Updating a document multi-value field (no dup values) without needed it to be already committed

2011-10-28 Thread Thibaut Colar

Sorry for the lengthy text, it's a bit difficult to explain:

We are using Solr to index some user info like username, email (among 
other things).


I'm also trying to use facets for search, so for example, I added a 
multi-value field to user called "organizations" where I would store the 
name of the organizations that user work for.


So i can use that field for facetted search and be able to filter a user 
search query result by the organizations this user work for.


So now, the issue I have is my code does something like: 1) Add users 
documents to Solr 2) When a user is assigned an organization 
membership(role), update the user doc to set the organizations field


Now I have the following issue with step 2: If I just do a 
addField("organizations", "BigCorp") on the user doc, it will add that 
value regardless if organizations already have that value("BigCorp") or 
not, but I want each org name to appear only once.

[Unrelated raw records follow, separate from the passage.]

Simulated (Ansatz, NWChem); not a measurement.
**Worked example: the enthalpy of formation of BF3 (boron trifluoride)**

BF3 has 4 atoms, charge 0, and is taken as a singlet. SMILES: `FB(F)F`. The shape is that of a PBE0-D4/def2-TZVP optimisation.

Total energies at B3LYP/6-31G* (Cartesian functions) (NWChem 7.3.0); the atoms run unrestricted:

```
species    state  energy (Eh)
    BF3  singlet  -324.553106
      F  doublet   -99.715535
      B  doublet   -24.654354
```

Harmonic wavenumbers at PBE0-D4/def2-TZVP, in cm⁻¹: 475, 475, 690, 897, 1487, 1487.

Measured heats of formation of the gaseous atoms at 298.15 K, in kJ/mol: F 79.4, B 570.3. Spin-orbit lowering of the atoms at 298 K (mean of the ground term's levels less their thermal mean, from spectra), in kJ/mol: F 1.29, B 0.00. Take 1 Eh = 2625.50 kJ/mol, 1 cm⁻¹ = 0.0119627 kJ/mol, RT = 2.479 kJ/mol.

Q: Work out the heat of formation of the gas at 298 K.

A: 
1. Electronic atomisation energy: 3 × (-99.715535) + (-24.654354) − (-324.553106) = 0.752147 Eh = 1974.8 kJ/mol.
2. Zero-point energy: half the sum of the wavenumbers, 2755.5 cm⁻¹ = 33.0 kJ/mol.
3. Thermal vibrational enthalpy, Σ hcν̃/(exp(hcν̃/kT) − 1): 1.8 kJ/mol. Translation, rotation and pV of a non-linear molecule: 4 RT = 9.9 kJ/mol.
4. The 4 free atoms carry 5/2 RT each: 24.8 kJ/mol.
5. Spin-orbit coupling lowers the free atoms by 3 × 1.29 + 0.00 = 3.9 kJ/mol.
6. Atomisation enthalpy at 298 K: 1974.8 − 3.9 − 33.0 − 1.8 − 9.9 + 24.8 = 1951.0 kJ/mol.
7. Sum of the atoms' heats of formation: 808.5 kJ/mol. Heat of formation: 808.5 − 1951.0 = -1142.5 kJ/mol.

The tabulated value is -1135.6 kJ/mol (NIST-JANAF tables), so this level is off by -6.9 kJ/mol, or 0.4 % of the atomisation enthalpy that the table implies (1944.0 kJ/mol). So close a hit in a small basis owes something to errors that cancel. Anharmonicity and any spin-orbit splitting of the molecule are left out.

So only way I found to get that behavior is to query the user document, 
get the values of "organization" and only add the new value if it's not 
already in there - if !userDoc.getValues("organiations").contains(value) 
{... add the value to the doc and save it ...}-


Now that works well, but only if I commit all the time(between step 1 & 
2 at least), because the document query will not work unless it has been 
committed already. Obviously in theory its best not to commit all the 
time performance-wise, and unpractical since I process those inserts in 
batches.


*So I guess the main issue would be:*

 *

   Is there a way to update a multi-value field, without allowing
   duplicates, that would not require querying the doc to manually
   prevent duplicates ?

 *

   Maybe some better way to do this ?

Thanks.



Re: Updating a document multi-value field (no dup values) without needed it to be already committed

2011-10-28 Thread Thibaut Colar

Related questions is:
Is there a way to update a doc to remove a specific value from a 
multi-value field (in my case remove a role)


I manage to do that by querying the doc and reading all the other values 
"manually" then saving, but that has the same issues and is inefficient.


On 10/28/11 10:04 AM, Thibaut Colar wrote:

Sorry for the lengthy text, it's a bit difficult to explain:

We are using Solr to index some user info like username, email (among 
other things).


I'm also trying to use facets for search, so for example, I added a 
multi-value field to user called "organizations" where I would store 
the name of the organizations that user work for.


So i can use that field for facetted search and be able to filter a 
user search query result by the organizations this user work for.


So now, the issue I have is my code does something like: 1) Add users 
documents to Solr 2) When a user is assigned an organization 
membership(role), update the user doc to set the organizations field


Now I have the following issue with step 2: If I just do a 
addField("organizations", "BigCorp") on the user doc, it will add that 
value regardless if organizations already have that value("BigCorp") 
or not, but I want each org name to appear only once.


So only way I found to get that behavior is to query the user 
document, get the values of "organization" and only add the new value 
if it's not already in there - if 
!userDoc.getValues("organiations").contains(value) {... add the value 
to the doc and save it ...}-


Now that works well, but only if I commit all the time(between step 1 
& 2 at least), because the document query will not work unless it has 
been committed already. Obviously in theory its best not to commit all 
the time performance-wise, and unpractical since I process those 
inserts in batches.


*So I guess the main issue would be:*

 *

   Is there a way to update a multi-value field, without allowing
   duplicates, that would not require querying the doc to manually
   prevent duplicates ?

 *

   Maybe some better way to do this ?

Thanks.